Skip to content

A Practitioner’s Case for Structured Data Discovery

Back in the slammin' 70s, John Tukey published Exploratory Data Analysis, in which he championed the idea of playing around with datasets before jumping into hypothesis testing. Tukey argued that by doing so, one can uncover new information about the data and the topic in question, and develop new hypotheses that might lead to interesting results. He wrote: "It is important to measure what you CAN DO before you learn to measure how WELL you seem to have DONE IT."

Since then, exploratory data analysis (EDA) has grown in popularity, and today it would be quite difficult to find a Kaggle challenge submission notebook that does not start with an EDA.

If you've ever been curious enough to read Exploratory Data Analysis (and you have done so recently), you would probably find it filled with lots of outdated techniques—like how to easily find logs of numbers and how to plot data points by hand. But if you have braved the book and either scuffed or pondered about how far we've come from such prehistoric tutorials, you would find lots of useful examples and ideas. Primarily, you’d see that EDA is not a specific set of instructions one can execute—it is a way of thinking about the data and practicing curiosity.

However, while Tukey brilliantly describes EDA and its techniques, his book omits the first and frequently overlooked step in data analysis: understanding the topic. While this idea may be intuitive to some, not everyone may actually practice it. And although it may be tempting to jump into programming or creating beautiful visualizations, EDA may be misleading if we do not comprehend what our dataset represents. So, before embarking on our data exploration, we should also cultivate curiosity about the topic or process that our data attempts to describe.

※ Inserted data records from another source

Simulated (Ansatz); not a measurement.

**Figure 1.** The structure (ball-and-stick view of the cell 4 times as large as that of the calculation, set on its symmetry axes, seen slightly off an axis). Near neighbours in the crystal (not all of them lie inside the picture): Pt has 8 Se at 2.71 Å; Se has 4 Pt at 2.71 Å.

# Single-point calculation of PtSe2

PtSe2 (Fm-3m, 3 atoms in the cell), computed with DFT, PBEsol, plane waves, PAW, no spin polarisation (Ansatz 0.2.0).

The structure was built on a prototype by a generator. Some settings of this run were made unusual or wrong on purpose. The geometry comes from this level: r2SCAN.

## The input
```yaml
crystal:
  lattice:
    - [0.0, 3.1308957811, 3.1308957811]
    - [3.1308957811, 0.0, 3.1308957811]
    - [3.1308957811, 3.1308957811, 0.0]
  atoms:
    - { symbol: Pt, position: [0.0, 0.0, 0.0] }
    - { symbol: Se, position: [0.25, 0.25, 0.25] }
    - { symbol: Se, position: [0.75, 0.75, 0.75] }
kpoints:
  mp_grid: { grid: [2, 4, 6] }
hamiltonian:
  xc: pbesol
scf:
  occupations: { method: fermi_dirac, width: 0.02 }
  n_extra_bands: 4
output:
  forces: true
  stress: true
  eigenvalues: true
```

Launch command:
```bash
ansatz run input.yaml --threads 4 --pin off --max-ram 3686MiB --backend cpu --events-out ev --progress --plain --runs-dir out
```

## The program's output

Specifically, we should ask ourselves two questions:

  1. What do we know?
  2. What do we not know?

By attempting to answer these questions, we can establish a frame of reference that will guide our analysis.

Knowledge Is Power

When attempting to solve a math problem, a good strategy is to first write down everything that is known about the problem. Similarly, in data analysis, if we already have a dataset that we plan to analyze, it is natural to want to know what the data represents. If we don't yet have the dataset, it is equally natural to ask questions about our topic to gather appropriate requirements for the dataset and to grasp the end goal. In this section, I propose a structured approach to gather the facts about our analysis. In fact, the question "what do we know?" can be divided into three separate "what" questions.

What is the subject matter?

While subject matter expertise can be left to the experts, a proficient data analyst should investigate the subject and acquire comprehensive knowledge about the topic. The rationale behind this extends beyond mere curiosity. Understanding the subject matter aids in identifying the necessary information for analysis and helps gather specific requirements. When working with an existing dataset, it can also enhance the effectiveness of EDA. Additionally, it enables analysts to avoid redundant work.

For instance, if we know that a company publicly announces quarterly earnings, it can provide an explanation for why the stock price undergoes sudden changes on a quarterly basis. An analyst can include this information in a list of known facts, saving time when conducting EDA for an analysis of the company's stock price fluctuations. Furthermore, the analyst may request quarterly financial statements as an additional data requirement.

What are the definitions?

Before proceeding with the analysis, it is crucial to compile a dictionary of definitions and known terms. Having a readily available dictionary can aid in uncovering nuances in the analysis, understanding the logic involved in various calculations, and facilitating communication with stakeholders. The process of compiling a dictionary can also generate additional questions and hypotheses to enrich the analysis.

For instance, if you are given a wine quality dataset (like this one), and you are tasked with predicting the quality of wine, you could simply import the dataset, import scikit-learn, and run a model. But if you took the time to build a dictionary of terms, you’d come to understand that "volatile acidity," for example, is defined as the measure of fatty acids with low molecular weight in wine and is associated with wine spoilage. So, if your model predicts that volatile acidity positively contributes to the predicted quality of wine, it may be necessary to revisit your model or be prepared to justify this outcome to your stakeholders.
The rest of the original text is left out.